When did having a dialogue become so rare?


Why has the art of civilized debate and conversation become unheard of in daily life? Why is it considered impolite to talk politics with coworkers and friends? Expressing ideas and discussing different opinions should not be looked down upon.

I have a few ideas as to why this is our current societal norm.

1. Politics is personal.

Your politics can reveal a lot about who you are. Expressing these (sometimes controversial) opinions may put you in a vulnerable position. It is possible for people to draw unfair conclusions from one viewpoint you hold. This fosters a fear of judgment when it comes to our political beliefs.

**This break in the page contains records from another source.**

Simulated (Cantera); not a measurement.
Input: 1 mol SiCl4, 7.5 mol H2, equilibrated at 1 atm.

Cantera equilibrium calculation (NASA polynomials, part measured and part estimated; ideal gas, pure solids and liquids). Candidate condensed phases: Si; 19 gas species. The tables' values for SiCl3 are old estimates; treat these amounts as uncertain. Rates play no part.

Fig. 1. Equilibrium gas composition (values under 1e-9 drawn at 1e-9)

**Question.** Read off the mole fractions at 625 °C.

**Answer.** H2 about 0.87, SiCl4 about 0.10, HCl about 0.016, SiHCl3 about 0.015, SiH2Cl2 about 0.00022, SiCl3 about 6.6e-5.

Regardless of where you lie on the spectrum of political belief, there is a world of assumption that goes along with any opinion. People have a growing concern that others won't hear them out based on one belief.

As if a single opinion could tell you all that you should know about someone. Do your political opinions reflect who you are as a person? Does it reflect your hobbies? Your past?

The question becomes "are your politics indicative enough of who you are as a person to warrant a complete judgment?"

Personally, I do not think you would even scratch the surface of who I am just from knowing my political identification.

2. People are impolite.

The politics themselves are not impolite. But many people who wield passionate, political opinion act impolite and rude when it comes to those who disagree.

The avoidance of this topic among friends, family, acquaintances and just in general, is out of a desire to 'keep the peace'. Many people have friends who disagree with them and even family who disagree with them. We justify our silence out of a desire to avoid unpleasant situations.

I will offer this: It might even be better to argue with the ones you love and care about, because they already know who you are aside from your politics, and they love you unconditionally (or at least I would hope).

We should be having these unpleasant conversations. And you know what? They don't even need to be unpleasant! Shouldn't we be capable of debating in a civilized manner? Can't we find common ground?

I attribute the loss of political conversation in daily life to these factors. 'Keeping the peace' isn't an excuse. We should be discussing our opinions constantly and we should be discussing them with those who think differently.

Instead of discouraging political conversation, we should be encouraging kindness and understanding. That's how we will avoid the unpleasantness that these conversations sometimes bring.

By avoiding them altogether, we are doing our youth a disservice because they are not being exposed to government, law, and politics, and they are not learning to deal with people and ideas that they don't agree with.

Next Thanksgiving, talk politics at the table.